Deputy Agriculture Secretary Stephen Vaden held a closed-door meeting with House Ag Committee members Wednesday morning to field questions about USDA’s reorganization plan, drawing mixed reviews from lawmakers who attended the session.
While Republicans said they were satisfied with Vaden’s answers, Democrats complained that the meeting fell far short of the transparency that should accompany such a sweeping reshuffle.

“If the plan is as great as they say it is, they should be able to talk about it in full public view and let people hear the answers,” Rep. Jahana Hayes (D-Conn.) told POLITICO. “This was not to gather information. This was to check a box to say he came before Congress.”

The massive reorganization plan announced by Agriculture Secretary Brooke Rollins last July will relocate thousands of jobs from the department’s Washington-area offices to hubs around the country. No public hearings have been held on the plan, which Vaden has said will begin to relocate employees this summer, ahead of the new school year.

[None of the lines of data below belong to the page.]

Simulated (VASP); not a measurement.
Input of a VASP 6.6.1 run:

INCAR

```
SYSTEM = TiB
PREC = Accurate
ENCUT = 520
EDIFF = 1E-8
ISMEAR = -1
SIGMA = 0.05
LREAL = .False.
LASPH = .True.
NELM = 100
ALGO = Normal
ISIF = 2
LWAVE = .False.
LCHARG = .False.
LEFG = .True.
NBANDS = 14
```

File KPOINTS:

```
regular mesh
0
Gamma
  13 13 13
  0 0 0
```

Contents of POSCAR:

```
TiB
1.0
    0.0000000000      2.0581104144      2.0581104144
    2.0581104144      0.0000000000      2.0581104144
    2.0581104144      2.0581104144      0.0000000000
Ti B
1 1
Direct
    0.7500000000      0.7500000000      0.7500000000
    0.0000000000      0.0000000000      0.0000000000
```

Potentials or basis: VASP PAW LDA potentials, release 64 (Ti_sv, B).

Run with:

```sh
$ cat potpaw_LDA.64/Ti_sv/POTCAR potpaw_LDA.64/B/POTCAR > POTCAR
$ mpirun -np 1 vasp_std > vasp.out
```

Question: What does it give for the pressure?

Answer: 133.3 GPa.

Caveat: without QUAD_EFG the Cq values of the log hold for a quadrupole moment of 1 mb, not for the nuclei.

House Agriculture ranking member Angie Craig (D-Minn.), in comments to reporters after the meeting, criticized as “bullshit” Vaden’s assertion that USDA expects two-thirds of its employees to relocate.

“The main question [was]: How did you come to the analysis that two-thirds of folks would be really willing to relocate? There doesn't seem to be any empirical evidence that that is even possible,” Craig said, noting that Vaden confirmed that two-thirds of USDA employees asked to relocate during President Donald Trump’s first term declined to do so.

A USDA spokesperson said that Vaden was "heartened to hear constructive feedback from Republicans and most Democrats.”

"Members who felt it necessary to negatively comment to the press did not feel equally compelled to actually engage at the roundtable," the spokesperson said in a statement.

House Ag Chair G.T. Thompson (R-Pa.) said Vaden told lawmakers that there is a “recruitment process” to replace employees who took early retirement and that USDA is seeking employee input on the reorganization.

“They're meeting with employee groups and sometimes unions, and that all is yet to be worked out, because they're doing their best to have that kind of input from the employees,” Thompson said.

Rep. Jim Costa (D-Calif.) said Vaden demurred when several members asked about when USDA will tell employees whether and where they will be relocated.

Craig criticized the “complete love fest” GOP lawmakers showed Vaden during the meeting.

“I am still awaiting my Republican colleagues to grow a spine and push back,” she said.